The 30th Street area is marked by a few very large presences: the railroad and the two universities, Penn and Drexel. Both are putting heaping hands into the pie that is its redevelopment and (hopeful) eventual extension of Center City, particularly as these institutions are something of a bulwark separating it from the neighborhoods beyond.

But Penn does not operate north of Chestnut, and Drexel only operates parcels south of Chestnut facing it. This is resulting in an incipient micro-fault line splitting the two from one another, and handcuffing access along the 100 blocks of 31st and 32nd*.

Why is this important? Well, looking at the Drexel Master Plan, 31st St. is to become a boulevard framing the High Line, and 32nd (already is) a greenway that links the campus together. Neither are extended south of Chestnut. Both should be.

This is increasingly apparent along the further-developed 32nd: Drexel is extending active uses as far as campus borders allow, but the corner of 32nd and Walnut is dominated by a large Penn parking garage--one that turns blank faces (somehow) to each and every single street it faces, which in turn makes the Penn part of this block have a borderlands feel and 'tood--one not at all helped by either the uncovered SEPTA line along the 32nd St. right-of-way or by the way Penn has the street become Rittenhouse Labs' access alley.

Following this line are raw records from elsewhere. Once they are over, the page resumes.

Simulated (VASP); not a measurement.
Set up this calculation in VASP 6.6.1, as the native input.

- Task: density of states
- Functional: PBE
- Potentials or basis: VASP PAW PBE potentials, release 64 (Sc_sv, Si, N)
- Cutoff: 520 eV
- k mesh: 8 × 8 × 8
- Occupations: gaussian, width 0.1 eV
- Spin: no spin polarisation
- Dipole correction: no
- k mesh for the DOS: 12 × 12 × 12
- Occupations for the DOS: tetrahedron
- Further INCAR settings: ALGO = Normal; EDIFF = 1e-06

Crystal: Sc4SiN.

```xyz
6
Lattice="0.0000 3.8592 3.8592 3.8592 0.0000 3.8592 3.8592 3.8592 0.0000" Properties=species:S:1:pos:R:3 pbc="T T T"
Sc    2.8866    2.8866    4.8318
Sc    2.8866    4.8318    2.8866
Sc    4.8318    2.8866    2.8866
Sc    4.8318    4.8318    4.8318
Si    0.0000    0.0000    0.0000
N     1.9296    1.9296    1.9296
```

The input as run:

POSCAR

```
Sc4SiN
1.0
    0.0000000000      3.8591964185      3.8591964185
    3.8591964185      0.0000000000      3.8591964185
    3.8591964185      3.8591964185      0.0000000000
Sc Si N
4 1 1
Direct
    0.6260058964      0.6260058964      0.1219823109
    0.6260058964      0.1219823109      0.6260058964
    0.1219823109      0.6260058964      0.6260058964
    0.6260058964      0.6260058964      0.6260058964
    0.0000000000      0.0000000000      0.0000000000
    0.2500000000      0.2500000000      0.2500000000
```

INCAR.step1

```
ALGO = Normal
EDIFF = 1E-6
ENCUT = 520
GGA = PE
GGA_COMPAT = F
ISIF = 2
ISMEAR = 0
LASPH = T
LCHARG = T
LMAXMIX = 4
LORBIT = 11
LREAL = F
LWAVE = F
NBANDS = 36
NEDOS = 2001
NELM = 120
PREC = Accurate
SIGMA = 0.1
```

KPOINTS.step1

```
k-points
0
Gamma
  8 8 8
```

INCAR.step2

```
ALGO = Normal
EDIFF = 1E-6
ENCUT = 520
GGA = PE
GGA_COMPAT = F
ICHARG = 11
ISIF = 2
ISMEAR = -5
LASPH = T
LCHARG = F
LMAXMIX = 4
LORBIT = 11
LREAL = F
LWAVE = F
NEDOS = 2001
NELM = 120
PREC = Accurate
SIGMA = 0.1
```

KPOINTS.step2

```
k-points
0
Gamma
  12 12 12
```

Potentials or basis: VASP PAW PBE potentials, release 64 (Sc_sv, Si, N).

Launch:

But it is also increasingly apparent along 31st, which Drexel wants to turn from another glorified alleyway into a proper street**--in fact, a boulevard--as part of its redevelopment program of the Abbots Dairies, Five Star, and Bulletin sites. 31st Street lies under the High Line and is thus defined by it; once in the Penn hegemony across Chestnut, the 3100 blocks of both Chestnut and Walnut are, however, High Line Park, now redundant with Penn Park and thus a placeholder green space.

Again, therein lies the problem, and along it, a fault line. Penn is currently utilizing its Walnut Street properties relatively marginally; Drexel is only extending its much higher-use plans to Chestnut. Whither between Chestnut and Walnut? Will we see a sharp delimitation between Penn and Drexel's hegemonies?

Penn is currently content with its situation, despite the fact its master plan is all about taking Penn to the river. The most recent update did not take Drexel's improvements or intended improvements across the street at all into account; it still treats Penn as something of a monolithic juggernaut. Instead, the update includes the (albeit also-necessary) still-unbuilt Hill House and building on its parking lot on the 3300 block of Chestnut.

Still, Penn's Walnut Street property has to be considered a landbank, and the best way to integrate it as an urban grid is to integrate Drexel's improvements into its plans. Drexel's current master plan was developed under John Fry's aegis, and as the existing Penn framework was developed when he was there, I don't doubt John Fry still has many friends at Penn.

The solution--already alluded to--is simple. Extend 31st and 32nd St. improvements to Walnut. On 31st, this will involve extending the streetscape the Drexel buildings are beginning to frame across High Line Park, allowing its other section to be redeveloped; this boulevard would have a wedge shape (from ~150 ft. at Walnut to ~100 ft. at JFK) and thus thrust Penn Park into the Drexel hegemony. The tri-level bridge structure at 31st and Walnut would become the boulevard's natural terminus, as 31st would loop around, providing access to 30th St.'s lower level; the greenway would exist at the lowest (31st St.) level, offering a naturally-flowing park connection. A bike ramp to Walnut would also be built, with a traffic light at the intersection allowing for a scramble crossing.

32nd's improvements would be rather more expensive. Here, the major issue is service bay access; this can be dealt with by linking the existing service bays in the Sansom St. bed into a new lower level of 32nd St. On top of this a greenspace like the one across Chestnut can be built, a easy concrete deck with the masonry retaining wall separating SEPTA and the public street becoming a pier for the structure above. Another scramble would be built at the intersection of this and Walnut.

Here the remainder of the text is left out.